Carmelo Anthony Calls For Gun Control After Cleanthony Early Shot

"We have to do something."

New York Knicks star Carmelo Anthony pushed for stronger gun control measures on Wednesday after news broke that his teammate Cleanthony Early had been shot in the knee and robbed in Queens earlier that day. 

"We got to do something," Anthony said when asked whether the situation illustrated the need for gun control. "You feel it. I felt it in Baltimore, in that situation, the Freddie Gray situation, and I'm feeling it now with a teammate of mine that’s much closer."

"It's just something that we have to do," he continued. "We've got to figure it out. I don't know how we figure it out. I don't have the answers. I'm pretty sure a lot of people are working on trying to figure that out. But we have to do something."
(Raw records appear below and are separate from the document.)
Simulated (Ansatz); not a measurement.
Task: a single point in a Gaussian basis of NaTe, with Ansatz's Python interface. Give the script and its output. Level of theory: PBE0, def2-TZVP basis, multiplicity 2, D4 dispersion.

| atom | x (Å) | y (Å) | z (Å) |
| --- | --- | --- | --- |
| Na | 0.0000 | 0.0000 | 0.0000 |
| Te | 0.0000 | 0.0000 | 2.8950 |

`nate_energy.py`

Anthony has become something of an advocate against police brutality and gun violence this year. In April, he walked alongside demonstrators in Baltimore to protest the death of Freddie Gray, the 25-year-old man who died while in police custody, sparking national outcry. This month, Anthony, along with Stephen Curry, Chris Paul and various survivors of gun violence and their families, participated in an anti-gun violence PSA that aired on Christmas.

"The gun should never be an option," Anthony said in that video.

That same day the announcement aired, 27 people were killed as a result of gun violence, according to the Gun Violence Archive. Altogether, an average of 36 people died in the U.S. every day in 2015 because of gun violence. 

On Wednesday, Anthony said he was thinking of Early's mother after he heard the Knicks forward had been shot. "For his mom to have to wake up to that text, that call... no parent should have to go through that," he said. 

This is the second attack on a Knicks player in less than a month. Anthony and Early's teammate Derrick Williams was robbed of $750,000 worth of jewelry after taking two women back to his home from Manhattan's Meatpacking District.

“It’s scary, man," Anthony said. "This goes back two years when I was in Denver [with the Nuggets]. I had a teammate, Julius Hodge, that was in a situation when I was out there [Hodge was shot in a drive-by shooting]. I was there when the Broncos player [Darrent Williams] got killed on New Year's [in a drive-by]."

“A lot of these things, you really don’t put two and two together until you hear an incident and you start to remember, ‘This happened and that happened and that happened,'" he continued. "So as athletes -- anybody, not just athletes, but people with some type of stature or money, who have something going on for themselves -- we just have to figure out a way to be better, be safer, know our surroundings, know where we’re at, know who is with us, know who is not with us.”